The saddest thing about the retirement of Ben Fouhy yesterday was that there were no winners.
Those happy that the nettlesome Fouhy has removed himself from kayaking would do well to look up the meaning of pyrrhic victory.
Everyone loses here. The list is long and distinguished and starts with the national sports funding agency Sparc.
They were late on the scene of the Canoe Racing NZ crash and, like the ambulance at the bottom of the cliff, went through the motions of administering life support without fully committing themselves to the process.
Worse, having looked as if they might have stitched something together that would have kept one of the country's premier athletes in his sport, they appear to have blown with the wind when the pressure came on.
It is understood Sparc believed the rules of engagement with Fouhy changed when he did some work with CRNZ coach Gordon Walker, signalling a reintegration into the national programme that cancelled out the need for ring-fenced funding. Nobody in the Fouhy camp believes that argument bears any serious scrutiny.
Given Murray McCully, the Minister for Sport and Recreation, has a personal interest in this case, might there be a few "please explains" issued from Bowen House.
Canoe Racing NZ loses, big time.
Their funding is based to a large extent on results. Take away your best chance of medals at world championships and Olympics and you are hardly strengthening your case.
As an organisation they have been made to look riven and ego driven.
Look at it this way: if you were a parent of a promising athlete, would you feel as if CRNZ was capable of providing a supportive sporting pathway.
Ian Ferguson and his fellow Olympic-legend pals lose.
Systematically destroying somebody's credibility just because they don't believe in your methods and abilities as a coach doesn't make you hard-nosed, or right. All it does is highlight the fact that you have been unable to reproduce as coaches what you managed as athletes.
Steven Ferguson loses.
The only guy in New Zealand that can really provide him with a benchmark to his progress, the only guy he could have realistically teamed up with in a K2 to win medals, no longer wants a bar of the sport.
Fouhy loses, obviously. He has denied himself the chance to be the best kayaker he could be, to add to his Olympic silver medal and world championship title.
Not only that, he has been painted as truculent and selfish.
When Fouhy was talking through his decision to retire yesterday, he gave a fascinating insight into his complex character.

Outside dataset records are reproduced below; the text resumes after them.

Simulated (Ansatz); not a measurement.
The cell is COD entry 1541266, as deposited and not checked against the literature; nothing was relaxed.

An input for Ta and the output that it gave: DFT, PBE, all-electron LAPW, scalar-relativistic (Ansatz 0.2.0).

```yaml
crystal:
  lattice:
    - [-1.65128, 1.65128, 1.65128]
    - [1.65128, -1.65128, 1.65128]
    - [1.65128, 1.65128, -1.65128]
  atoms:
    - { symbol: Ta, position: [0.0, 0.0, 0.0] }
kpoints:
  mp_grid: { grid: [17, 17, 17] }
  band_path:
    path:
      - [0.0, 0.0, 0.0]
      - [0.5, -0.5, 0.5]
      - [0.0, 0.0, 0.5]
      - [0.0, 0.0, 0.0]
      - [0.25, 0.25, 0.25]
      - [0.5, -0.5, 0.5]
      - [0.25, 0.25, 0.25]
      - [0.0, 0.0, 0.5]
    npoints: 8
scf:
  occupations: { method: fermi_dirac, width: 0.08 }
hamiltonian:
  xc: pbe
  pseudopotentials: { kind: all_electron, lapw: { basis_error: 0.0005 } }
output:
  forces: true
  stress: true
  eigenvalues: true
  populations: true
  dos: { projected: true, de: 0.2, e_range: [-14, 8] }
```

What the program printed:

"When I won the world title I was in something like heaven for a week," he said. "But after a while I realised there were plenty of people out there doing a lot of special things and winning a kayaking world championship was not right up there among them."
Once you've won a world championship, or an Olympic medal, he continued, satisfaction came not by winning more titles, but by "evolving as an athlete, to keep learning and getting better".
Kayaking, and Sparc, were not allowing him to do that. Perhaps ironman triathlons, where his future looks to be heading, will.
If that's the case, then on reflection and with great irony, perhaps Fouhy will emerge as the only winner from this sorry mess.